But will curiosity be enough to quench her thirst for my blood and my impulse to kill her before she strikes?

my review

I admit that when I accepted this for review, I did not realize it was 500+ pages long. If I had, I 100% would not have accepted it. Not only because I wasn’t really in a position to want to commit to 500+ pages, but also because 500+ pages is well outside the genre standard for PNR/UF. And, while not without exception, that’s because PNR/UF plots don’t usually support 500+ pages. That’s epic fantasy territory, not PNR/UF. Had I noticed the page count, I would have felt something rotten in the state of Denmark before I even touch a page.

And true to the norm, at 510 pages this book is FAR too long. I’m talking probably twice as long as need be. I’d say it should be split in two, but that infers that there is enough plot here to carry two 250+ page books, and there isn’t. (There’s barely enough for one!) Instead, I’ll say that half—a full 200-250 pages of this book—is chaff. It just plain needs to be cut. The whole excursion to visit Lily serves no purpose to the plot. Valentine making eyes and friends with Maya is extraneous. In fact, every scene with Valentine at work—with or without Maya—could be cut as not pertinent. Far too many side characters are given history, considering they do almost nothing but cook and eat during the course of the book. None of this excess is neutral. It all dilutes the already thin plot until what is left feels random, disconnected, and all but plot-less.

There are also too many references to things that aren’t expanded on. It made it feel certain there must be another book somewhere, though, as far as I know, there isn’t. Too many characters randomly introduced, even very late into the story.

The story has promise and if it had been given to a ruthless content editor with a scalpel, it could have been something worth reading. Instead, it feels like it’s written by a teen. A teen with a firm grasp of grammar and syntax, true, but a teen all the same. (I’m not saying it was. I don’t know anything about Kallan. I’m just saying it feels that way as a descriptor.) It’s in the shallow use of villainy, the frequent use of sexual assault, misogyny, and lasciviousness to signal evil or even just badness, the characters with a single emotional note, the Whedon-esque banter, the unsupportable wealth and technology of the fae had, etc.

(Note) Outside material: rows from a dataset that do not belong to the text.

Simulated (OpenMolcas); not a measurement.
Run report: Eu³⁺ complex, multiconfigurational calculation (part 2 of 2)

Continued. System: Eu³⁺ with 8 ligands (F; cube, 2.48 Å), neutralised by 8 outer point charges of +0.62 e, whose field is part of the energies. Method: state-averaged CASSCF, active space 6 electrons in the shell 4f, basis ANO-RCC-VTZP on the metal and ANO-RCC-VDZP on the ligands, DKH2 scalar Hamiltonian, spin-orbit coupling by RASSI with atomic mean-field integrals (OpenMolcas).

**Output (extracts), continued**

Honestly, I would have DNFed it if I hadn’t accepted if for review.

I did appreciate the diversity (racial and sexual) of the cast (including two bi/pan-sexual main characters) and, as I said, the writing itself wasn’t all that bad. There’s some odd use of language, dodgy phrases, and the dialogue gets pretty clunky and stiff at times. Plus, the editing starts to flag in the last half—especially in terms of missing words, and in/on being confused. But the writing itself is readable.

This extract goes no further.